Let's take a look at the following sentence -
It's got nothing to do with you
I believe you understand the tense being used here and the grammatical structure of this sentence, so I am not elaborating on that. Now, let's modify the sentence just a bit -
It's got nothing to do with your car
Does this make sense? Your car in this sentence is the object of the sentence, your is the possessive pronoun that is merely there to provide us information about the car that is the real object here but that needs to be qualified with your. Since it's not a general car we are talking about here; we are talking about your car.
Now, let's modify it a little again -
It's got nothing to do with your driving.
Similar structure like the last sentence. Car has been replaced by driving which, just like car in the last sentence, is a noun (it's called a gerund and is obtained by adding ing at the end of a verb). But your driving is the object of the sentence.
Let's modify the sentence once more, just a little -
It's got nothing to do with your being blind
Well, this is how the sentence you wrote should've been structured, if one went by the strict norms of the English grammar. And in this structure, I believe it is evident that your being blind is nothing more than the object of the sentence and being blind is working as a noun, like car or driving. Being in this sentence is working as a gerund which is obtained by adding ing to the verb 'to be'. As mentioned by others in the comments, another way to structure this sentence can be -
It's got nothing to do with the fact that you are blind.
In which case we replace the gerund or the noun form of 'to be' (being) with the verbal form (are).

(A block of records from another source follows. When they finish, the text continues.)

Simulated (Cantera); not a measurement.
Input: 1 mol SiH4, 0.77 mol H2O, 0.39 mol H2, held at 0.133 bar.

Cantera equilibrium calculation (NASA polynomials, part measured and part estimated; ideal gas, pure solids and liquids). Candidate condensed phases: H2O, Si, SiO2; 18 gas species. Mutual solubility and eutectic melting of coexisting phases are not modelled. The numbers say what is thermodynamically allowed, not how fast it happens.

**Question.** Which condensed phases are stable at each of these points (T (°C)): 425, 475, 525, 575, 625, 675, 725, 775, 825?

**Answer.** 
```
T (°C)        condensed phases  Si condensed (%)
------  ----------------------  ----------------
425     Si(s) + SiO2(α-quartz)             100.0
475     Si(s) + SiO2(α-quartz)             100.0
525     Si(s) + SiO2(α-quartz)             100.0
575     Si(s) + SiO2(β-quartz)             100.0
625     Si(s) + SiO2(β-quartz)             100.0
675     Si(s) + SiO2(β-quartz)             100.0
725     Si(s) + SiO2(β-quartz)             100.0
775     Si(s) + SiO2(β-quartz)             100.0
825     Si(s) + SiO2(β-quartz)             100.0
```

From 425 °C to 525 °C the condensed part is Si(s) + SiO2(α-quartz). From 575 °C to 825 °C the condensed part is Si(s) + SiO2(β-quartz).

Edit: Adding an additional line of explanation in light of the conversation that happened in the comments. It's got nothing to do with you being blind can be deemed correct as well. 'Your' is the grammatically correct option and if one wants to follow the norms of the language, one should use 'your' only, but 'you' has become colloquially accepted at a wide scale and so, in day to day speech and in fictional works, 'you' is used almost exclusively. But that doesn't change the fact that grammatically 'your' is the right pronoun to use.